The second was a comment in opposition to my point of view in “Patrolling the state budget,” in which the writer suggested, “I think we need to see your name on the ballot for Governor so that you can fix all the shortcomings you point out. Or, perhaps you are just satisfied to sit back and take shots at what other people are doing?” (As opposed to every other opinionmonger, apparently.)
There are several really good reasons why I won’t run for governor, or any other office, in my lifetime. First, running for office is contrary to the ethics code of Journal Communications, my employer, so I’d have to choose between this job and running for an office I would be far from certain of attaining. That’s particularly important given that I lack the means of independent wealth to have employment not be an issue. (Today’s campaign finance laws prevent the kind of approach Ronald Reagan used to become governor of California in 1966 and Eugene McCarthy used to run for president in 1968 — using a few large donors to bankroll your campaign.) I’ve already had one political campaign experience at well below the state level; I told people I wanted to finish either first or last, and, well, I got my wish, due probably in part to my refusal to sound like a politician. I didn’t mind losing, and I wouldn’t mind losing another race, although it would be tough to disappoint the (insert single-digit number here) people who would work for my election.
I’m reasonably certain that my political worldview isn’t in the mainstream of the Wisconsin Republican Party. Tommy Thompson wasn’t a fiscal conservative (then again, with a constantly growing economy, one can get away with not being a fiscal conservative), and there seem to be at least as many RINOs (Republicans In Name Only) as Republicans with actual GOP principles in the Legislature, and almost no libertarian-leaning Republicans in this state. (I could run for the nomination of the Republican Party and the Libertarian Party, I suppose.) I’m even more certain that my political worldview isn’t in the mainstream of Wisconsin political thought, which, as I’ve argued before, favors government and income-redistributing levels of taxation. I don’t have a problem telling those who reflect that mainstream that they’re wrong, but telling someone they’re wrong does not usually compel that person to vote for you.

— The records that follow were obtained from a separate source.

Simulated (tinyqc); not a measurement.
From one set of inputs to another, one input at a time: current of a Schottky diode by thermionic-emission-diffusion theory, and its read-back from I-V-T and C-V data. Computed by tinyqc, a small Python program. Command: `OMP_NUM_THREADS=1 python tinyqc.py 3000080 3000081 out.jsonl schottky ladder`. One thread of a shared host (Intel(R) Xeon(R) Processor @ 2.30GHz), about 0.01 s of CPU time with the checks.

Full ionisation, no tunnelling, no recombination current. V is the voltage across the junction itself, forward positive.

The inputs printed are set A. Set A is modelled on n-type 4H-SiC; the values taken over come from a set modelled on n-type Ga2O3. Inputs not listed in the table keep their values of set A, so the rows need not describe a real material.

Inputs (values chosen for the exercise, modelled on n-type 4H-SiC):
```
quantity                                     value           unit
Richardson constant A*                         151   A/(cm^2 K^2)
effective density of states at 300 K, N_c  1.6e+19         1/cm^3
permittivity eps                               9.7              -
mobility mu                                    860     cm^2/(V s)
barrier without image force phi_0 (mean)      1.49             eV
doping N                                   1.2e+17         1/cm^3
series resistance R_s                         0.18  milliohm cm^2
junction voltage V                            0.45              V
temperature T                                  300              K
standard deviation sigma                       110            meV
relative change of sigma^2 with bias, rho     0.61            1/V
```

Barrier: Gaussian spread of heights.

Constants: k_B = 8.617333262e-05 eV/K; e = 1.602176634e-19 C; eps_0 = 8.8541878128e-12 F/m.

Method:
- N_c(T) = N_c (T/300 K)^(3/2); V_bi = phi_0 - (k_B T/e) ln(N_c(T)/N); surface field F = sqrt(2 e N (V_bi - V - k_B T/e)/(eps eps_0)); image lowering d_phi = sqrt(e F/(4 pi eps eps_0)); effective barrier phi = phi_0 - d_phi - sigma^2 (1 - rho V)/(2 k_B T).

I’m pretty certain I don’t want to inflict on my family — or myself, for that matter — the kind of silly personal scrutiny that accompanies candidates for statewide office. (I can just imagine some snarky Capital Times, Isthmus or Shepherd Express columnist making fun of my weight, my hair, my facial hair, my footwear, my inability to keep my lunch and my clothing separate, my complicated sentence structure, my personality quirks, etc.) Running for office would probably be a great exercise plan — a state senator once told me he lost 28 pounds campaigning door-to-door one summer — but the thought of being driven around the state by someone else, even in a Janesville-built E85-powered Chevrolet Suburban, for an entire spring, summer and fall, not to mention the next four years, is antithetical to my nature. (Driving myself around the state would be much more fun.) And the presence of this blog and my writings of the past 23 years means that I have a record of sorts, and I’m sure opponents and the media (assuming they wouldn’t be the same group) would relish the opportunity to use certain of my past writings — such as, say, “A modest tax proposal” — to demonstrate the rabid-eyed conscienceless Nazi wannabee they’d accuse me of being. (Then again, Thompson’s 1986 GOP rival described him as a “two-bit hack from Elroy,” which worked pretty well for Thompson.)
The purpose of this ego-enhancing mental exercise is to point out that there needs to be a sea change in the Wisconsin Republican Party, and a gubernatorial candidate is the obvious person to lead the change. For too long, the state GOP has seemed to represent the same things Democrats did, except of a slightly smaller scope with slightly lower levels of taxation. The failure of the Taxpayer Bill of Rights, enactment of which should be policy plank number one for the fiscal conservative, is all the proof you need, particularly given that all that tax limits do is limit increases in taxation.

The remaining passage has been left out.